Radeon X1900, or R580, is in numerous ways what the R520 should have been when it was launched. R580 uses the same memory controller found on R520, with that wicked 512-bit internal ring bus controller. Externally, the chip addresses memory with 256-bits. The X1900 XTX version comes with a default memory clock of 1.55GHz. As anticipated, the R580 core still features 16 pixel pipelines yet now has 48 Pixel Shader processors. R580 is produced on a 90nm process.

Let's talk transistor count, please make an estimated guess, how many transistors do you think does the X1900 chip have? The X1900 chip my fellow guru's has just over 380 million transistors, that makes you think huh? NVIDIA's 7800 for example already passed 304 million and the X1800 XT I think had 321 million. But yeah, we are now in a stage where we are nearing 400 million transistors. Smaller fabrication processes help the companies do this. That manufacturing process is at the newer 90nm right now.

Why the massive increase of Pixel Shader cores you ask? Simple, rendering cinematic effects as fast as possible and these are being created by pixel shaders.

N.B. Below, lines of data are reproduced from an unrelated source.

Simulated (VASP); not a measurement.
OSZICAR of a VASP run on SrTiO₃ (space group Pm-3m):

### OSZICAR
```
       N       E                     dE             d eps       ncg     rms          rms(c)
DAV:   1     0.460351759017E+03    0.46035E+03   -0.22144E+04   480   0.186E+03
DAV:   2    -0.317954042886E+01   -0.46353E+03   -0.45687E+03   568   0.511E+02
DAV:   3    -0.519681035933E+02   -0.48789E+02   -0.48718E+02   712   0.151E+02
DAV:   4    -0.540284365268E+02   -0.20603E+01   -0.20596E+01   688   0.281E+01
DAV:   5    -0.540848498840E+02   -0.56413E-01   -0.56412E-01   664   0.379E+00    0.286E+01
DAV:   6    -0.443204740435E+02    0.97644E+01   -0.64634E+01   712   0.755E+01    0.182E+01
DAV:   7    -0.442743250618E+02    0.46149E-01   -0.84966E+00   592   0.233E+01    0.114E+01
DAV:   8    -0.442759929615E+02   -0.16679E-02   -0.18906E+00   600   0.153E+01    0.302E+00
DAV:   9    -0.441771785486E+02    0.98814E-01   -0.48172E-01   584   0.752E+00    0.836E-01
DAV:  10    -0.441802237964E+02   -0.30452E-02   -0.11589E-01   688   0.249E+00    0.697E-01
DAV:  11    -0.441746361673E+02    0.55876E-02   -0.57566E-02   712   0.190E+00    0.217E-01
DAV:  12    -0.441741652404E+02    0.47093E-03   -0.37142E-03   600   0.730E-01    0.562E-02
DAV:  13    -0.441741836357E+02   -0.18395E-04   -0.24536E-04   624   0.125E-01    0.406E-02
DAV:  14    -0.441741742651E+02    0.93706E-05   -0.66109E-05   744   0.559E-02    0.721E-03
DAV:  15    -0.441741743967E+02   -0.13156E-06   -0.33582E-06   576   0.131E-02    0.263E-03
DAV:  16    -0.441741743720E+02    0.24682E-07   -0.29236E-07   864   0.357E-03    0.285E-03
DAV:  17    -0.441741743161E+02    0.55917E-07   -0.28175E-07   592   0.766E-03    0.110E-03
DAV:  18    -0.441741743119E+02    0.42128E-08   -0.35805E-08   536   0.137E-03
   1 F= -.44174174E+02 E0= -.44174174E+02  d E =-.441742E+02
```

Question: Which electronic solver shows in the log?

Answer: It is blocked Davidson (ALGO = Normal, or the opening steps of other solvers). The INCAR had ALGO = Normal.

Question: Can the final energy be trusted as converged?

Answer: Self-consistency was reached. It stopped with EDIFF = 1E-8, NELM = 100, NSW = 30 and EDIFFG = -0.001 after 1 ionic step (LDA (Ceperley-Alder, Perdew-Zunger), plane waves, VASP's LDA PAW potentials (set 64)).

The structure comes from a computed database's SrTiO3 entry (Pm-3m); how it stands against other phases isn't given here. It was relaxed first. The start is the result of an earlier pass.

Copyright 2005 - Guru3D.com
Here we see the pixel engine .. 12 x 4 - 48 Pixel units, each unit in organized in a quad.

So the increased Pixel Shader capacity of course is the biggest change in the design of this graphics chip architecture. A pixel pipeline pretty much consists of a pixel shader processor, a texture mapping unit (TMU) and a raster operator unit (ROP). ATI has sort of designed their pixel pipelines such that the pixel shader processors are more independent, while NVIDIA has their ROP units independent.

Really you can compare this X1900 product with the X1800 series in almost every way, yet the focus here absolutely with the 48 Pixel Shader units. Each Pixel Shader processor can handle anything from 1 to 5 shader instructions per clock cycle in its various ALUs. With 48 pixel processors the 1900 series has three times more arithmetic shading processing power compared over the previous flagship product, the X1800 XT. ATI believes that the 3:1 ratio of arithmetic to texture units provides the ideal balance for current and future 3D performance.